Margrethe II of Denmark wears the order, 2004
King Willem-Alexander and Queen Maxima of the Netherlands are in Japan this week, dropping in on their imperial counterparts, Emperor Akihito and Empress Michiko. A glittering state banquet is planned, and when the Dutch king steps into the ballroom, he’ll be wearing the red and blue sash of Japan’s highest chivalric order: the Order of the Chrysanthemum.
Queen Elizabeth II wears the order, 1975
The Order of the Chrysanthemum is the highest order of chivalry in Japan. As far as chivalric orders go, this one’s pretty new: it was developed by Emperor Meiji over ten years in the 1870s and 1880s. The emperor is the order’s sovereign, and it is awarded “at his pleasure.” If you’re a Japanese citizen, this is the highest national order you can get, and it is very rarely awarded. And, in an interesting quirk, you can get it even if you’ve already died — appropriate for a culture that honors the spirits of its ancestors, the order can be awarded posthumously. The order only has one class, but sometimes recipients are given the collar of the order (the highest “rank”) while others are given the grand cordon.
The chrysanthemum flower is an important symbol of Japan’s monarchy. The phrase “Chrysanthemum Throne” is used to refer to Japan’s emperor and imperial family. The flower is on the imperial seal; the empress wears a diamond tiara with chrysanthemum motifs; and the nation’s highest order of chivalry also features the flower prominently in its insignia. The order’s badge and star feature a four-pointed white enamel star with a cabochon garnet set in its center, surrounded by yellow chrysanthemum blossoms and green chrysanthemum leaves. The order’s sash is red with blue stripes at each border.
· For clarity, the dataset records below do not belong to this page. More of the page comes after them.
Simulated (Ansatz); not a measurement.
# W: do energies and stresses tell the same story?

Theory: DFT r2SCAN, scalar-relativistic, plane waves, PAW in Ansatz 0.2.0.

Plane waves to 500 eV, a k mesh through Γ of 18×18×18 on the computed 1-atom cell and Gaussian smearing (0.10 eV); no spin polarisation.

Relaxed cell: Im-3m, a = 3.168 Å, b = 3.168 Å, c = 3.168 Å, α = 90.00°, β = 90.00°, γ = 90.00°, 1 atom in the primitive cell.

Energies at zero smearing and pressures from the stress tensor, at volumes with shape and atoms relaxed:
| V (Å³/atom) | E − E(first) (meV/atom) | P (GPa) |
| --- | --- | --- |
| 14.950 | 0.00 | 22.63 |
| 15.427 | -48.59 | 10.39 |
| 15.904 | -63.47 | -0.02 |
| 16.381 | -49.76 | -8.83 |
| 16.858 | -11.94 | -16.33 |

Mohammed VI of Morocco wears the order, 2005
Ordinarily, the order is only awarded to men. But when foreign royals — specifically sovereigns and heirs to the throne — are considered, the order is also given to women. Queen Elizabeth II has the order; so does Queen Margrethe II of Denmark. Other living monarchs to have the highest “rank” of the order (the collar) include Harald V of Norway, Carl XVI Gustaf of Sweden, Abdullah II of Jordan, and Mohammed VI of Morocco.
Albert II and Philippe of Belgium wear the order, 1996
The lower “rank” of the Chrysanthemum, the grand cordon, is often given to monarchs’ heirs. Crown Princess Victoria of Sweden has the grand cordon, and so do the Prince of Wales and Crown Prince Frederik of Denmark. But you don’t have to be the heir to get the grand cordon — the Duke of Edinburgh has it, and so does Prince Joachim, the second son of the Danish queen. King Philippe of Belgium also has the grand cordon, though I’d expect we can see him “upgraded” the next time the two nations meet for a state visit.
King Willem-Alexander just received one of those “upgrades.” He already had the grand cordon of the Chrysanthemum, but on Friday, the Japanese Ministry of Foreign Affairs announced that he had been given the collar of the order. The Japanese also recognized his wife, awarding Queen Maxima the grand cordon of the Order of the Precious Crown, the Japanese chivalric order that is reserved for women. (And get excited: word on the street is that Crown Princess Masako is expected to attend this particular state banquet!)